Translation is the most accurate reading of a book

2019 EU Prize for Literature winner Ivana Dobrakovová believes every good book finds a publisher.

Ivana DobrakovováIvana Dobrakovová (Source: Zuzana Vajdova)

Ivana Dobrakovová is a Slovak writer and translator based in Turin, Italy. She has published several award-winning short story collections and novels, including “Prvá smrť v rodine” (First Death in the Family),“Bellevue” and “Toxo”. Her most recent novella "Matky a kamionisti” (Mothers and Lorry Drivers) was awarded the 2019 EU Prize for Literature.

The Slovak Spectator (TSS): Most of your work centres on relationships, female characters and cross-cultural experiences. How much of yourself and your life experience is mirrored in your stories?

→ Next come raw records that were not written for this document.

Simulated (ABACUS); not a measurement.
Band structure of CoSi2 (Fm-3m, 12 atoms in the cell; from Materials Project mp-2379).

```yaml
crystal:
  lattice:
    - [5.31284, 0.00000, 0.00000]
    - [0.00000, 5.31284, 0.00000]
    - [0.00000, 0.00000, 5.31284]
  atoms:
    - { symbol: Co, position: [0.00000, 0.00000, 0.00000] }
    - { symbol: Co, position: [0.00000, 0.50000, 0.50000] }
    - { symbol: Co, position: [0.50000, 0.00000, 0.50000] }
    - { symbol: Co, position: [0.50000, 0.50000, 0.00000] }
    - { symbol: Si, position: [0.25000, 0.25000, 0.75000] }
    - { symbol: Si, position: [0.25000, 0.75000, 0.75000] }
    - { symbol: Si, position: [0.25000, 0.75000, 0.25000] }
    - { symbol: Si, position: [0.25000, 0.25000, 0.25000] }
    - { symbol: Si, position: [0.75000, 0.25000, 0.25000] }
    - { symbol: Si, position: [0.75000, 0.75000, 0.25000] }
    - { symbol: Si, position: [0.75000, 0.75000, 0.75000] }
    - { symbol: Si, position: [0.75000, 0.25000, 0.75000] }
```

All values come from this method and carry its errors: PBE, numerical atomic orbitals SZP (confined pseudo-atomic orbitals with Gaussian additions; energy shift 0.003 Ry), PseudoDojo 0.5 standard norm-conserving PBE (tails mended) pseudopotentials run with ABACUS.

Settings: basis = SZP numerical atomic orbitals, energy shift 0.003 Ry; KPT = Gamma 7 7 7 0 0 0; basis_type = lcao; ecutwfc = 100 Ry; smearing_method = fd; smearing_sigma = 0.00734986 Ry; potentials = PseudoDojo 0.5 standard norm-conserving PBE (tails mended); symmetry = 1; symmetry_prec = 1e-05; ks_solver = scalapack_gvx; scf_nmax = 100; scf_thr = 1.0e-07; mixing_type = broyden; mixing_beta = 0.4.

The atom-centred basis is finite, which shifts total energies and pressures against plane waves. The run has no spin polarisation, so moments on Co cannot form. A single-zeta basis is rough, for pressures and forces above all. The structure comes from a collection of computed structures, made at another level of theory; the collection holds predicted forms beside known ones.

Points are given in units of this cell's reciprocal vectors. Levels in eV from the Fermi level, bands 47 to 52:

Read also:Slovak literature in spotlight Read more 

Ivana Dobrakovová (ID): A lot. I write to express something that I absolutely need to get out, so most of my work has some real basis; my only novel “Bellevue” is inspired by my own experience as a volunteer in Marseille and by my failure to look after physically handicapped people. I write a lot about psychiatric illnesses, because my sister and her husband are psychiatrists, so I’ve always been naturally intrigued by all these problems.“Toxo”, my collection of short stories, deals with themes like pregnancy, abortion, birth, malice between mothers, toxoplasmosis etc., and it was written and published just after my own pregnancy. In “Mothers and Lorry Drivers”, I tried to move a bit away from myself. I imagined five women from different backgrounds with different viewpoints on a lot of things and different relationships with their bodies, men, and life (and their sexuality), some living in Bratislava, others in Turin. But actually, all these women, although none of them are “me”, passed through me.

TSS: You are a Slovak author living in Italy with knowledge of the French language as well. How important is geographical setting to each of your literary works?

ID: Well, when I write, I need to know where the story takes place in order to “move” in the space. Very rarely is the space completely invented, but I don’t think that it is important for the reader. I happen to live in Italy, so some of my stories take place in Italy. I often put real streets, shops, and parks in the stories, but if I stayed in Slovakia, the scenery would probably be different, but the core would remain the same. For me, it’s the characters and their thoughts and lives that are central to the story, not the places or cities. Nevertheless, I love Turin and the neighbourhood Vanchiglia where I live.

TSS: You were just awarded the 2019 European Union Prize for Literature for your book Matky a kamionisti (Mothers and Lorry Drivers). What does this prize mean to you and your work?

ID: The European Union Prize for Literature is very important to me. It’s funny to admit this, but I have always wanted to win this precise prize, because I knew that it would result in my book being translated into other languages. In fact, I have already sold the rights to my book to some countries, and I’m really happy, because that is what has sense for a writer – the possibility to gain other readers, and of course, the pleasure to see a book transformed by another language.